The authorities’ removal of 100 tents from the banks of the Grand Canal in Dublin is welcome and largely beneficial for everybody involved, including those seeking international protection who set up this impromptu campsite.

As Taoiseach Simon Harris recently stressed, we cannot permit such situations to linger in our capital and pose threats to public health and hygiene. The same approach must apply anywhere else in Ireland.

However, in welcoming the latest move, we must also acknowledge that this is reactive politics with elements of window-dressing as we are today four weeks away from the European Parliament and local council elections. The reality is that the removal of this encampment only emphasises the need to find a more efficient method of resolving a problem that is not going away any time soon.

In a special report for the Government in November, former European Commission secretary general Catherine Day urged that policy on the treatment of asylum-seekers be brought into the mainstream.

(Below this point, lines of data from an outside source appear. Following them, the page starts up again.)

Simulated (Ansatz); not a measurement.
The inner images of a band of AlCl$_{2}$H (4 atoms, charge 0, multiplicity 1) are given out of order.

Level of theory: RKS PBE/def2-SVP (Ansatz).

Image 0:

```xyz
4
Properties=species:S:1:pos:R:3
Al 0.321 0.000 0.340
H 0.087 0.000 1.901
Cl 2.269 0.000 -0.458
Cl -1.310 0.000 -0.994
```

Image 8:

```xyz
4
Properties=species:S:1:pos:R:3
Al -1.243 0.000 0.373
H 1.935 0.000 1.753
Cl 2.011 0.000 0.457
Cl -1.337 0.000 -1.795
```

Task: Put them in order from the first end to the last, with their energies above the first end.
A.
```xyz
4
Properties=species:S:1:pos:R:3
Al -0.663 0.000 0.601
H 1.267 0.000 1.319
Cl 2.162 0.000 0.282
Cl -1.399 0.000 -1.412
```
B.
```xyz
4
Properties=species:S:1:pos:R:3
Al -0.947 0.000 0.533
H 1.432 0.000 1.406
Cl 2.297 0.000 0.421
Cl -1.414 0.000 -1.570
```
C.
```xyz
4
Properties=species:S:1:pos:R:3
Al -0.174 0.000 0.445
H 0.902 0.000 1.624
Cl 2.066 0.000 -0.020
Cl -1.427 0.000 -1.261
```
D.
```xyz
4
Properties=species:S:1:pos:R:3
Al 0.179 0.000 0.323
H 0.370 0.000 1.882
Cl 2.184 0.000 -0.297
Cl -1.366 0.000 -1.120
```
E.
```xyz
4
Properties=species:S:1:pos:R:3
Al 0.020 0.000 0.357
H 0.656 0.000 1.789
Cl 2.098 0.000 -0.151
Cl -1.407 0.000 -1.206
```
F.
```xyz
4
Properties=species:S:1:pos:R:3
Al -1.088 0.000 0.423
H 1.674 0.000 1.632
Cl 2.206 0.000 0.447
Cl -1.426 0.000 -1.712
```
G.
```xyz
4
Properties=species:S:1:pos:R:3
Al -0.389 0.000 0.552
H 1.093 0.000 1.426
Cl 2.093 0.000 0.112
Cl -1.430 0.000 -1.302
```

She noted that for more than 20 years, Ireland has relied on the system known as direct provision. This approach left aslyum-seekers in the shadows of Irish life. It has also been widely criticised nationally and internationally, with some predictions of future tribunals of inquiry and mass compensation claims.

The commitment in the 2020 Programme for Government to end direct provision is no longer feasible. Unforeseen events, including Russia’s invasion of Ukraine in February 2022, meant such action had to be deferred, but this deferral does not obviate the need to integrate successful asylum applicants into mainstream Irish life.

At the same time, we are awaiting the fulfilment of recent promises to process international protection applications within 90 days.

Any credible immigration system must include the expulsion of those who have not succeeded in applications to stay here.

The long delays in processing applications thus far are unacceptable, unfair to those involved and have constituted a major part of the malaise surrounding this issue. Anti-immigration elements have taken advantage of and fed on concerns that the Government is not in control of this issue.

A dishonourable realpolitik has been allowed to develop whereby Integration Minister Roderic O’Gorman and his officials have been given little real support from the rest of the Government to deal with an evolving situation. Ms Day’s recommendation amounted to a whole-of-government approach to the issue.

Ireland’s housing, health, education, transport and planning policies still do not include those people seeking refuge in future projections. This is in spite of the reality that many are likely to make their permanent homes here.

The failure to include a sizeable number of people in these core policies amounts to storing up many more problems for the future.